Haroun becomes very tired and Blabbermouth leads him out of the Throne Room and to his room to rest. They become lost in the palace because Blabbermouth talks incessantly about her dislike of Princess Batcheat and of how she changed all the stories on their uniforms so that the hero was always Bolo, her fiancé. Haroun, upset that they are lost, knocks the hat off of Blabbermouth’s head. Long dark hair falls out and Haroun realizes that Blabbermouth is a girl. She is indignant at Haroun’s surprise. “You think it’s easy for a girl to get a job like this? Don’t you know girls have to fool people every day of their lives if they want to get anywhere?” Blabbermouth hits a button in a closet, and they are suddenly transported to the roof where they gaze out on the Pleasure Garden and the Land of Gup. Haroun realizes, “he had never felt more completely alive in his life....” Blabbermouth takes out balls of golden silk from her pocket and begins to juggle. She adds more and more balls until she is juggling a dozen or more. This is like storytelling, Haroun thinks. “You keep a lot of different tales in the air, and juggle them up and down, and if you’re good you don’t drop any.”

Haroun wakes up hours later. There is a heavy weight on his chest and someone is squeezing his neck tightly. It is Blabbermouth, who warns him not to tell anyone about her or she will squeeze harder next time he is asleep. He agrees. Blabbermouth tells him to get up and get ready because the Gup army is ready to march.


There is a strong autobiographical theme to Haroun and the Sea of Stories. In 1989, Ayatollah Ruhollah Khomeini, the leader of Iran, issued a death fatwa against Salman Rushdie for his depiction of Islam in his award winning novel The Satanic Verses. The fatwa meant that Rushdie was forced into protective isolation. Admittedly, he went into a prolonged period of writer’s block because of the situation. Haroun and the Sea of Stories was Rushdie’s first novel following the fatwa.

Rushdie uses the power of Khattam-Shud as the symbol for this difficult period of his life. Khattam-Shud is the antagonist of the novel, but it is also a concept larger than a single character. Khattam-Shud is the antithesis of story; it is complete silence. This is not simply a matter of condemning or criticizing a work of art. It is, instead, an act of dictatorial control through a total silencing of an author and artist. This theme of silence is explored in many different angles through the novel. Rushdie even includes himself in the novel. “Rashid” is a very close anagram to “Rushdie,” a sly nod that Rushdie is himself the storyteller that has had his heart broken and his gift taken from him.

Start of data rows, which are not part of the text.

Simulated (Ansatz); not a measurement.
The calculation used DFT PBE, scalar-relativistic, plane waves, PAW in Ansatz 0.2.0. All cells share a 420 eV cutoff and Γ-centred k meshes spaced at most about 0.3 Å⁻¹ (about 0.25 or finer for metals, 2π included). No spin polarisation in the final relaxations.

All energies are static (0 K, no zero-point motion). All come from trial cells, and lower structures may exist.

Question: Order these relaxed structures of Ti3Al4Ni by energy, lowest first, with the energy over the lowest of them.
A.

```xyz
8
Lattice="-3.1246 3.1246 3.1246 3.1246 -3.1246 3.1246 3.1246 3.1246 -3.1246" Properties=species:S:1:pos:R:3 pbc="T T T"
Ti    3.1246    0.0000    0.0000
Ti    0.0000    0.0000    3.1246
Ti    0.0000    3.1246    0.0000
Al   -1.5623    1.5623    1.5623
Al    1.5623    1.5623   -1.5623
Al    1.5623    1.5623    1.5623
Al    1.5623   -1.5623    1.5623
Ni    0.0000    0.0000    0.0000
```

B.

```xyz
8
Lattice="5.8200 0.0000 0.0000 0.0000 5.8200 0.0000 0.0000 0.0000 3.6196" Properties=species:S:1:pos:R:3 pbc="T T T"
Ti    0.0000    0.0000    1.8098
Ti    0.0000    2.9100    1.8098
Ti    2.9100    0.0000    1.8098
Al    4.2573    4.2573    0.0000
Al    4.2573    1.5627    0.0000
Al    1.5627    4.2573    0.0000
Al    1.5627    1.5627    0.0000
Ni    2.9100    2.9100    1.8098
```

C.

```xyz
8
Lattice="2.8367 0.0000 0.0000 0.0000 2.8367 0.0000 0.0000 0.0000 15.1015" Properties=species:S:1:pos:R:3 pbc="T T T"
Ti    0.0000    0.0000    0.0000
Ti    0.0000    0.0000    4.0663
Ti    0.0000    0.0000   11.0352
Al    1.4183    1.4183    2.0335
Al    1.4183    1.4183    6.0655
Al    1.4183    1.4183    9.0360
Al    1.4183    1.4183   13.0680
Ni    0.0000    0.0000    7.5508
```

This tension between silence and story is symbolized between the competing lands of Gup and Chup. Gup is Hindi for “gossip” or “nonsense.” This represents the fact that the Guppees exist in one extreme spectrum of the propensity for speech. They talk so much that their talk begins to lose its efficacy and meaning. On the other extreme of the spectrum is Chup, which is Hindi for “quiet.” In Chup, silence has been ordered. Some take it to such an extreme that they sew their lips together and sacrifice themselves by starving and thirsting to death.

Rushdie often alludes to Lewis Carroll’s Alice’s Adventures in Wonderland. Rushdie’s Haroun follows a journey very similar to that of Alice; he is transported to a dreamlike land with the aid of a magical creature where he must fight an evil ruler in order to restore the land to its right state and then return home. One of the most humorous allusions is the description of the Guppee army, or “Library.” Just as in Alice the Queen’s army is made of cards, here the Guppee army represents the propensity for story and speech. The members of the army are dressed as pages with stories written on them. The stories have been changed, however. This symbolizes the fact that even benevolent rulers contain the desire to usurp a legend’s meaning for their own gain.

Although Gup and Chup both fall on extreme ends of a spectrum of speech, Rushdie is careful not to let these lands fall at the extreme ends of a spectrum of good and evil. Factors such as the manipulation of stories, the secrecy of the Walrus and the Eggheads, and the questionable reasoning for casting darkness over Chup all suggest that Gup is not the embodiment of goodness. In fact, as will be seen in a forthcoming chapter, any land that participates in war cannot be entirely benevolent and good. Likewise, Chup is initially seen to be evil and destructive. Haroun, however, will find a sense of beauty in the darkness of the land.